The output is a typed ReplayVerdict that the release gate reads.
Step 5 — release as StrategyRule
If the replay verdict is replay_clean and the scorecard delta passes the release gate from Wiring the Five Evaluators, the proposal becomes a versioned StrategyRule.
import type { StrategyProposal } from "./proposals"
import type { ReplayVerdict } from "./replay-gate"
import { writeStrategyRule, applyPatchToBundle } from "@/store"
export type StrategyRule = {
rule_id: string // str_b03
proposal_id: string
patch: StrategyProposal["patch"]
released_at: string
released_by: string
pinned_baseline: string // prior bundle version, kept for replay
effective_window: { from: string; to?: string }
status: "active" | "deprecated"
lineage: {
feedback_ids: string[] // every feedback that contributed
insight_id: string
replay_verdict_id: string
}
}
export async function releaseProposal(
p: StrategyProposal,
v: ReplayVerdict,
approver_id: string,
): Promise<StrategyRule> {
if (v.status !== "replay_clean") {
throw new Error(`refusing to release ${p.proposal_id}: replay status ${v.status}`)
}
const prior = await applyPatchToBundle(p.patch) // returns prior bundle version
return writeStrategyRule({
rule_id: `str_${shortid()}`,
proposal_id: p.proposal_id,
patch: p.patch,
released_at: new Date().toISOString(),
released_by: approver_id,
pinned_baseline: prior,
effective_window: { from: new Date().toISOString() },
status: "active",
lineage: {
feedback_ids: /* from the insight */ [],
insight_id: /* upstream insight id */ "",
replay_verdict_id: /* verdict id */ "",
},
})
}Two properties of the StrategyRule envelope earn their keep.
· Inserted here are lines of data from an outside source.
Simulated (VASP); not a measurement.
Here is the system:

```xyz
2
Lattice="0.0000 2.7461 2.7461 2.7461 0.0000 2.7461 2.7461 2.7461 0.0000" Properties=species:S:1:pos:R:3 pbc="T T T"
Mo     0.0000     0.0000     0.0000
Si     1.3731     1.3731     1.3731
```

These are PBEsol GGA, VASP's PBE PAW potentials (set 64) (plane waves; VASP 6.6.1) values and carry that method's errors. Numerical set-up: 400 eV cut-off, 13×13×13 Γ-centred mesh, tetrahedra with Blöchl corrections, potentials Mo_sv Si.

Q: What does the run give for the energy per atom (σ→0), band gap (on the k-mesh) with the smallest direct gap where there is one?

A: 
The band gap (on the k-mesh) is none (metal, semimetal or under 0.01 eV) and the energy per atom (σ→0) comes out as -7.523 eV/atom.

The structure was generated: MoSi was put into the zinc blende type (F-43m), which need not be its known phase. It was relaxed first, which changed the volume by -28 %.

It pins the prior bundle version in pinned_baseline. This is what makes rollback meaningful: if the new rule misbehaves in production, the kill switch from Pack Rollout in Five Stages reverts to that exact prior version. Replay against pre-release trace_ids reproduces the prior DecisionRecord byte-for-byte.
It carries full lineage — every contributing feedback id, the insight id, the replay verdict id. When a regulator asks “why did this rule exist?”, the answer is a query: walk the lineage back through the experience store and produce the operator corrections that justified it. The audit story is built, not assembled.
Release-readiness checklist
| Check | Required before release |
|---|---|
| Feedback | Every correction has trace_id, decision_record_id, reason class, expected outcome, and signer. |
| Insight | Cluster size, time window, representative evidence, and affected decision key are explicit. |
| Proposal | Patch target, operation, expected impact, and rollback target are typed. |
| Replay | Candidate changes expected traces and does not introduce hard-gate scorecard regressions. |
| Reviewers | Compliance, reliability, and security reviewer verdicts are attached to the proposal. |
| Release | StrategyRule records approver, effective window, baseline version, and full lineage. |
What this gets you, on day 30
Three things that change the moment the loop is wired and a few cycles complete.
Operator effort compounds. A correction that takes 30 seconds to capture becomes a permanent change to harness behavior. The same operator does not see the same misjudgment a month later, because the rule already shipped. The team’s leverage on prompt-edits-for-prompt-edits drops to zero, in a good way.
The harness has a memory the team can navigate. Every active rule traces back to the corrections that produced it. New engineers do not ask “why is this policy here?”; they query the lineage. The harness becomes a self-documenting artifact.
Regressions become a different shape. A regression on a StrategyRule produces an attributable trail: which proposal, which replay verdict, which approver, which feedback cluster. The on-call engineer asks “did we recently release a rule on this code path?” and gets a precise answer in one query.
The loop has six files, including types: feedback/write.ts, feedback/insights.ts, feedback/proposals.ts, feedback/replay-gate.ts, feedback/release.ts, plus the schemas. The reviewer-agent layer (compliance, security, reliability) sits between Step 4 and Step 5, with each reviewer producing a typed envelope as documented in Building a Compliance Reviewer Agent.
That is the whole loop. Each artifact small and named. Each transition typed and replayable. The harness improves under change control; nothing changes silently.
Wire it up after the scorecard. Pick the most-overridden decision key in your fleet; that is your highest-leverage starting point. The first cycle takes a few weeks; the second one runs while you sleep.